Though not tied to the government’s nuclear waste, the plan brought opposition similar to that for the earlier plan. Steve Woydziak, a hardware store owner, led the fight against the waste. He resigned his position on the chamber of commerce to protest support from local businesses.

“We have telephone poles blown over in the wind,” Woydziak said. “How would you like barrels of radioactive waste sitting around? We’d have had semis coming from all four directions.”

He said families would have moved away from Lyons, negating any economic benefit.

“There would’ve been a massive loss,” he said. “Everybody I talked to who had children said they wouldn’t stay. People were scared to death.”

Eventually, the bad publicity and lack of local support convinced Rickano Corp. officials to drop consideration of the site.

Continuing debate

It’s been 47 years since the National Academy of Sciences first recommended the government find long-term storage for the nation’s nuclear waste.

Congress has approved Yucca Mountain in southern Nevada, a site supported by President Bush. Plans call for as much as 77,000 metric tons of waste to be stored there beginning in 2010.

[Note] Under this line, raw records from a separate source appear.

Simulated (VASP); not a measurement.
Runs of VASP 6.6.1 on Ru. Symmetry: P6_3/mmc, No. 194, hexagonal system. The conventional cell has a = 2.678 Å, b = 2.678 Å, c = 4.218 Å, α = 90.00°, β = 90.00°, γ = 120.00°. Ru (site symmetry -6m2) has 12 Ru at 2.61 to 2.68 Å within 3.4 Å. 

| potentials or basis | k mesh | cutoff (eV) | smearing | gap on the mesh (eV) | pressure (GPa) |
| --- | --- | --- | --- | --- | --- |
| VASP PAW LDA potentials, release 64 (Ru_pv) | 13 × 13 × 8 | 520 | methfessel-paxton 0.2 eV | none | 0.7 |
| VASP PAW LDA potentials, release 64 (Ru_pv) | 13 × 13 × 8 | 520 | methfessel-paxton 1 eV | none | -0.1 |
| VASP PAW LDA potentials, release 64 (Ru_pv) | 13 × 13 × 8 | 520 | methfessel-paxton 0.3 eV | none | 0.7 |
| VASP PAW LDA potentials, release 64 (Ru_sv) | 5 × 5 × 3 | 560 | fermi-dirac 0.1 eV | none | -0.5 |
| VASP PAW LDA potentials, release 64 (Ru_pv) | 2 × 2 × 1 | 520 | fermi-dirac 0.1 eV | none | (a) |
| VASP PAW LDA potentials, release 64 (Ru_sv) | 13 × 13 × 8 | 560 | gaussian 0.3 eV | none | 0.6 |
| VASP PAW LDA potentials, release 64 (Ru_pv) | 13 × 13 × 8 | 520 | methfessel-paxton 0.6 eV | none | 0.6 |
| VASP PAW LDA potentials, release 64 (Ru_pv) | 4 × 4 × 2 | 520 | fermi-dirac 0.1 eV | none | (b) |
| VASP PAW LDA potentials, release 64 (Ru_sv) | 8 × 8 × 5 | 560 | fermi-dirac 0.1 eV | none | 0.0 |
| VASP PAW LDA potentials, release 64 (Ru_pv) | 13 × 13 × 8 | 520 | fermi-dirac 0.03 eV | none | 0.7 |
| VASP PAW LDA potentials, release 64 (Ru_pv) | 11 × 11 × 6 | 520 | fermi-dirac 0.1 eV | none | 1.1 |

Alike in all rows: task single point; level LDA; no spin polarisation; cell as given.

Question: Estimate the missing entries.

But those familiar with the process say the courts will ultimately decide whether any radioactive waste makes its way to Yucca Mountain. Until then, the waste is in temporary storage at the nation’s 103 nuclear power plants.

“This whole process has been so long,” said Hambleton, the former survey director. “I think the reason it finally passed was because everybody’s so sick of it.”

Added former associate director Angino: “You mention radioactivity and people go nuts. Even if you’re a person who wants nothing to do with nuclear power, you have to decide what to do with the waste that’s already been accumulated. You can’t wave a wand and solve the problem.”

Lyons residents now say they’re glad it’s somebody else’s problem.

“It caused a hell of an uproar,” said Paul Jones, editor of the Lyons Daily News. “It disrupted the town for quite a while.”